Thinking@Scale Yan Qi     About     Feed

Open Source, Open Minds

When I was in the graduate school of ASU, I worked with my Ph.D adviser, Dr. K. Selçuk Candan on data integration. One goal of my work was to develop efficient algorithms to capture conflicts in the data integration and provide effective schemes to resolve them. In our proposal1, we represent the integration result as a loop-less weighted directed graph, thus a set of resolutions can be collected by searching for the top-k shortest paths.

Clearly finding the top-k shortest paths is a classical graph problem, and Yen’s algorithm provides the commonly-known solution. A recent and elegant discussion is proposed in 2. However, I needed an implementation of this algorithm in C++ or Java. After searching Google, I could find neither. So I decided to do it myself. The initial implementation was in Java, used in our SIGMOD demo3.

Afterwards, I created a Google project4 to share my implementation as I believe it is great if anyone can benefit from my work. Later on I added its C++ implementation per people’s requests. Actually I was surprised as so many people were interested in the project. Many of them did really apply the code to their work. More importantly, they gave me quite a few good feedbacks.

  • My implementation had bugs, which were not captured in my tests. Some feedbacks helped me identify and fix most of them. Actually one bug was so tricky, because it’s hidden in the algorithm2, that it was almost impossible to dig it out without users’ feedbacks.
  • Some developers would like to contribute back, joining me with bug fixing, code refactoring, and even new implementation. For instance, Vinh Bui added the C# implementation.
  • A small community was built up around this project, to help each other and encourage me work harder towards a better software.

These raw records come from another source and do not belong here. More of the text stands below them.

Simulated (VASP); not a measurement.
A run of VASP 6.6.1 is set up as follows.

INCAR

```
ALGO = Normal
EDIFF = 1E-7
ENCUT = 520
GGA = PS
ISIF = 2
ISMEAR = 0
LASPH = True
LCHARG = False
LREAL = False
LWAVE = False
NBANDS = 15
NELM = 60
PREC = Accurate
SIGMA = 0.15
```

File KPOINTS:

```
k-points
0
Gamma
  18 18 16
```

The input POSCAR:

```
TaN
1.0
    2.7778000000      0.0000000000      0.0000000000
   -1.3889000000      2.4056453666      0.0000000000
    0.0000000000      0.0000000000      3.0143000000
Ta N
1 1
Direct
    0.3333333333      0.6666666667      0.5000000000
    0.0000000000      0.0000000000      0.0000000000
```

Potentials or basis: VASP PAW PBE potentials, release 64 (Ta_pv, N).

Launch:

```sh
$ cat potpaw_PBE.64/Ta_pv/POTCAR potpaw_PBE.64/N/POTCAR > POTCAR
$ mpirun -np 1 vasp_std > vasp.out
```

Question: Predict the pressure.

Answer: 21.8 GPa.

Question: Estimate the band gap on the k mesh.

Up to this point, the project became not only my own work, but one involving many minds. I realized that the core of open source is sharing, but it should not be limited to the code only. It is more about the human minds, such as the developer experience and the user feedback. On the other hand, the sharing should be bi-directional, thus the roles of the user and the contributor are interchangeable. Additionally sharing can draw people together as a community, which in turn will definitely lead sharing up to a higher level. In the sense, the philosophy advocated by open source, I believe, can be summarized as open minds.